Golden State bans offensiveness

By Michael Ackley

(Note: Michael Ackley’s columns may include satire and parody based on current events, and thus mix fact with fiction. He assumes informed readers will be able to tell which is which.)

By 2010 California had conquered offensiveness – at least in the public sector.

After the bellwether Jerry Ballesteros Act of 2004, a succession of laws followed, banning the public-school use of offensive nicknames and mascots.

The Paddy O’Scanlon Act forbade school teams to call themselves the Celts or the Celtics, the Hibernians, the Shillelagh Slingers or the Bog Trotters.

The Sven Hanson Act similarly eliminated the Vikings, the Norsemen and the Squareheads.

The Donald MacDonald Act foreclosed the Highlanders, the Claymores and the Penny Pinchers.

The Mustafa Kemal Act shut out the Turks, the Moors and the Saracens.

These were followed by the Bill Liu Act, the Nissan Matsushita Act, the Blas Guzman Act, the Ivan Kerensky Act and the Singh Singh Act.

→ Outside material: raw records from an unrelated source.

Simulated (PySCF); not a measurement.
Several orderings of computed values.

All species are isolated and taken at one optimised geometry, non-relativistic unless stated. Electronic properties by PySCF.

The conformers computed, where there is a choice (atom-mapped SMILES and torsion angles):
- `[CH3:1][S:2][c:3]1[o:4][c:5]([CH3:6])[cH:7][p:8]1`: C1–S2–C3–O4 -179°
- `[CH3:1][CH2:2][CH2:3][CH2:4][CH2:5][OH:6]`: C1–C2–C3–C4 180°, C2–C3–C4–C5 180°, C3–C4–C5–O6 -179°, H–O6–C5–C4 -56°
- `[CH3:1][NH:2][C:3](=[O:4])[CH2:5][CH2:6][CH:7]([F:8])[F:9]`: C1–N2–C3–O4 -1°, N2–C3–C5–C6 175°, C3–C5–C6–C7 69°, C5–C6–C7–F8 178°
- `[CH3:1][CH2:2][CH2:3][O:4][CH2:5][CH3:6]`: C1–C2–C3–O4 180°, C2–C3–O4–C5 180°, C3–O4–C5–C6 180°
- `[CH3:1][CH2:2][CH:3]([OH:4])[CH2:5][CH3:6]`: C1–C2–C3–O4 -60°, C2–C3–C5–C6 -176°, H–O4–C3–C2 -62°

Even the Jewish lobby got into the act, prevailing on the Legislature to ban naming teams the Goliaths, the Hebrews or the Joshuas – even though nobody knew of any teams with such names.

Each piece of legislation followed the format of the Ballesteros Act, which made it illegal for public educational institutions, right up through the collegiate level, to name their athletic teams Redskins, Indians, Braves, Chiefs, Apaches, Comanches, Papooses, Warriors, if accompanied by Native American Imagery, including, but not limited to, a mascot, Sentinels, if accompanied by Native American Imagery, including, but not limited to, a mascot, or “any other Native American tribal name.”

The law declared such athletic team names, mascots or nicknames in California public schools “antithetical to the California school mission of providing an equal education to all,” noting the use of such names singled out the “Native American/American Indian community for the derision to which mascots or nicknames are often subjected.”

It did not bother any of the legislators voting for it that no evidence was adduced to show that mascots or nicknames were, in fact, subject to derision, nor did it seem to trouble anybody that the act allowed the use of Indian nicknames and mascots in “Indian Country” or if the pertinent Indian nation said it was OK.

As one legislator said, “If a white guy like me names a team the Apaches, it’s derogatory, but if the Apaches say it’s all right to name a team the Apaches, clearly it is not derogatory.”

Naturally, the Legislature was somewhat bogged down as California’s multifarious ethnic groups lobbied through their anti-derogation bills, but as the lawmakers became more sensitive, they quickly took care of the Armenians, Mongolians, various Pacific Islanders, the spectrum of Asian nationalities and central Europeans.

Democrats and Republicans alike breathed a collective sigh of relief when it appeared the final ethnic group had been taken care of, but then the animal-rights organizations took up the cry.

“You may think it’s acceptable to call an athletic team the Cougars,” said Amy Handleman of People for the Ethical Treatment of Animals, “but a few human deaths aside, these are beautiful, shy creatures who are endangered by schools and teams that play on a false image of their ferocity.”

To save time, the Legislature banned the use of animal names as school nicknames or mascots.

Even Stanford University could not escape. Stanford, which decades earlier had abandoned the nickname “the Indians” and dropped its regal Chief Lightfoot mascot, had to change its nickname.

“The Cardinal” might refer to the bird rather than the color, the university was told, and its tree mascot, besides being bird habitat, looked very like an endangered, old-growth redwood. Besides, Roman Catholics might be offended.

Thus, the Cardinal became the Deep-Red Color.

Stanford’s arch-rival in athletics, the University of California, Berkeley, fared somewhat better, quickly switching from the Golden Bears to the Nobel Laureates.

Although duplication in the K-12 schools caused some confusion, educators agreed it was better to have several teams named the Luther Burbanks and the Edwin Markhams than to risk offense.

The legislator most responsible for the deluge of protective laws was Assemblywoman Jackie Goldberg, D-Los Angeles, who said she was far from exhausted by the work.

“Next we’ll be working to craft laws banning the state and its institutions from contracting with companies that have offensive names,” she said. “We’re already taking a hard look at Intel. Do they mean to imply they’re smarter – they have more ‘intel’ – than other people? That could be hurtful to stupid people.

“In fact, I already know several legislators besides myself who are offended.”